Pulitzer Center Update

This Week in Review: The Vatican's Old Boys Club

A cardinal walks near St. Peter's Square ahead of Pope Benedict XVI's last public audience on February 25, 2013 in Vatican City, Vatican. Benedict has been the leader of the Catholic Church for eight years and is the first Pope to retire since 1415. He cites ailing health as his reason for retirement and will spend the rest of his life in solitude away from public engagements. Image by Oli Scarff. The Holy See, 2013.

OLD BOYS CLUB

As the cardinals of the Catholic Church gather in Rome to elect the next pope, one constituency whose voice will not be heard in the Sistine Chapel are the women who make up at least half the church’s membership. This is particularly disturbing to the nuns who more often than not are on the front lines of the church’s fight for social justice and its ministry to the poor. As Pulitzer Center grantee Jason Berry writes in his multi-part investigation for GlobalPost and the National Catholic Reporter, many members of female religious orders feel they have been targeted by a vindictive Vatican investigation that some have called a new Inquisition.

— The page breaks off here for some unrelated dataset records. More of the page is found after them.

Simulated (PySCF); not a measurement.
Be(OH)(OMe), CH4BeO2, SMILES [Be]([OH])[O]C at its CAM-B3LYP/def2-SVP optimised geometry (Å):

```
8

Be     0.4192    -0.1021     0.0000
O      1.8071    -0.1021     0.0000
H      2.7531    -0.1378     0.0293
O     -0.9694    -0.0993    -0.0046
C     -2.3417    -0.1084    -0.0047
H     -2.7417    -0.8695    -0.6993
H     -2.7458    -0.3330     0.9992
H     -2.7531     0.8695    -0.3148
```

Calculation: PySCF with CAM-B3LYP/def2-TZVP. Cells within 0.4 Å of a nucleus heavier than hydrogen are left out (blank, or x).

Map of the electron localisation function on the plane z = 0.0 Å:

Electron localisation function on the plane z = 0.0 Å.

The investigation comes at a time “when many convents are immersed in asset-management plans to cover rising elder-care costs, while the larger Catholic Church is reeling from the costly litigation connected to a sprawling priest sex abuse scandal from Boston to Los Angeles and Ireland to Germany,” writes Jason. “As the Vatican investigation of the nuns deepened, many sisters grew appalled at what they saw as disinformation tactics, powerful churchmen using doctrine to mask a campaign of retribution for the nuns’ liberal politics, and, as they saw it, a psychological projection by scandal-stained cardinals and bishops.”

SHARP WRITERS

This week, we wrapped up our second year of the Sharp Writer-in-Residence Program, a unique partnership between the Pulitzer Center and the College of William & Mary through our Campus Consortium initiative. Critical to the program is the mentorship provided by Pulitzer Center-supported journalists Jina Moore and Stephanie Hanes during the six-month course. They created a series of workshops exploring the craft of journalism and today’s media landscape. Through small group and individual sessions they taught students how to turn their reporting into stories that would interest a broad audience. Read the eight students’ reporting projects on issues ranging from international aid and school gardens to the global perception of Che Guevara.

PHOTO WINNERS

The Picture of the Year International photo contest, the oldest and one of the most prestigious of such competitions, found much to like about this year’s crop of entries from Pulitzer Center photojournalists. Louie Palu took second place in the portraits category for his image of a young Mexican woman who had just been deported from the United States. And our iBook "Voices of Haiti" was given the jury's special recognition in the "Best e-Books" category of the competition. Peter DiCampo and Stephanie Sinclair were also recognized for their outstanding work.